How to generate PWM signal using Microchip 8-bit AVR microcontrollers

How to generate PWM signal using Microchip 8-bit AVR microcontrollers
NOTE: This article explains how to generate PWM signals with newer Microchip 8-bit AVR microcontrollers released after 2016. These include microcontrollers from the tinyAVR 0/1/2-series or megaAVR 0-series.

Before diving in, it’s assumed that you already understand what PWM (Pulse Width Modulation) is and how it functions. If not, you can check out one of our earlier articles here for a brief explanation.

Although you can generate a PWM signal programmatically on any pin, in this article, we will concentrate on generating PWM signals using timer modules exclusively.

The latest 8-bit AVR microcontrollers usually come with a few 16-bit Timer/Counter modules, often referred to as Type A (TCA) and Type B (TCB). Some microcontrollers in the tinyAVR 1-series and AVR DA family may also have a Timer/Counter Type D module, but we won’t cover it in this article.

These timers offer various functions like Compare Match, frequency generation, event counting, and measurement. However, in this article, we’ll focus solely on their Waveform Generation capability.
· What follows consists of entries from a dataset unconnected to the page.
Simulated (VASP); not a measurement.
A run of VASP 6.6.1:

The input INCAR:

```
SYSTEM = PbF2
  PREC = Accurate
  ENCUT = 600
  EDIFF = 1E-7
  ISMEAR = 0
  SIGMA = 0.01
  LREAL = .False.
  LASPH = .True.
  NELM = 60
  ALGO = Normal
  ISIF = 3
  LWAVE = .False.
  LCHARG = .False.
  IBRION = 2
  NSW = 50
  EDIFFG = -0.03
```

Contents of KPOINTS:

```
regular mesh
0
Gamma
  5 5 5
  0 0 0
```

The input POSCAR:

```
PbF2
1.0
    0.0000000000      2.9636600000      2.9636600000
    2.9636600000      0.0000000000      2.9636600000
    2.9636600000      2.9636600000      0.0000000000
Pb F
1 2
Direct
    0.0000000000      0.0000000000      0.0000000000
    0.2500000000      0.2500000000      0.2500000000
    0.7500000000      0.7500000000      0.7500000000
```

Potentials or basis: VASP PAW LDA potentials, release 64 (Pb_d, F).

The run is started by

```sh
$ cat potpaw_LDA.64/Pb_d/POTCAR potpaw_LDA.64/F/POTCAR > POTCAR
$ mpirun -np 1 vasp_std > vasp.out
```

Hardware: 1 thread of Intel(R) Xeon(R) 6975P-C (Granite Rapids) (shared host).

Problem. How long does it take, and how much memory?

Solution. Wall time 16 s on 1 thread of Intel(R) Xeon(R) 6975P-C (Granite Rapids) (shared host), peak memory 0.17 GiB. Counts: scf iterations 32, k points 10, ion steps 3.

We’ll start by explaining how to create a PWM signal using the TCA module in its two different modes: normal and split mode. After that, we’ll take a closer look at generating PWM signals using the TCB module.

Timer/Counter Type A Module (TCA)

The Timer/Counter Type A module is a 16-bit timer. It’s made up of two parts: the Base Counter block and a group of Compare Channel blocks, usually three of them. Figure 1.

Timer/Counter Type A Structural Diagram

Figure 1. Timer/Counter Type A Structural Diagram.

The Base Counter holds the Timer Logic Control part, module control registers, and two important registers: the Period (TCAn.PER) and Counter (TCAn.CNT) registers. These registers are shared with the Compare Channel blocks.

Each compare channel has a 16-bit Compare (TCAn.CMPm) register and two associated Waveform Outputs (WO). In Normal mode, you can use only one WO output, while in Split mode, both WO outputs can be used. To figure out which WO output is connected to a specific physical pin on a particular chip model, you’ll need to check the “I/O Multiplexing and Considerations” section in the datasheet.

The TCA can create PWM signals in two modes: Normal mode and Split mode. In Normal mode, you can have up to 16-bit resolution, and it supports both single-slope and dual-slope operations. However, in Split mode, the TCA behaves like two separate 8-bit timers, and it only supports single-slope operation.

The value in the TCAn.PER register sets the length of the PWM period. A smaller value means a shorter period, resulting in a higher frequency. This PER register value also determines the PWM resolution. The smallest resolution possible is 2 bits (represented by the value 0x0003), and the largest is 16 bits (represented by the value 0xFFFF).

To adjust the pulse width or duty cycle, you can change the value in the TCAn.CMPm register. A higher value results in a longer pulse duration. Next, we’ll explain each mode in detail.

Normal Mode Single-Slope

In Single-Slope operation, the Counter (CNT) register starts from 0 (also called “BOTTOM” in the datasheet) and increases with each clock tick until it reaches the value set in the PER register (referred to as “TOP” in the datasheet). When CNT reaches the PER value, it resets to 0, and this cycle repeats. See Figure 2.
It’s important to note that in this mode, the backward counting from the PER value to 0 is not supported.

TCA Normal Mode Single-Slope operation

Figure 2. TCA Normal Mode Single-Slope operation.

In the non-inverted mode, when the CNT register value is less than the CMP register value, the signal on the WOn output is high. When the CNT value becomes equal to or greater than the CMPn value, the signal on the WOn output goes low.

You can calculate the PWM signal’s frequency using this formula:
PWM frequency = Peripheral Clock / (N * (TOP + 1))

Where, N represents the prescaler divider, which you can set in the TCA.CTRLA register. It can take values like 1, 2, 4, 8, 16, 64, 256, and 1024.
The TOP is the value you set in the PER register.

Now, let’s take a look at the code example below, which configures the TCA timer to generate three PWM signals on an ATTiny202 microcontroller. Since all three compare channels use the same PER register, the frequency of all three PWM signals will be the same. However, you can customize the duty cycle for each individual signal.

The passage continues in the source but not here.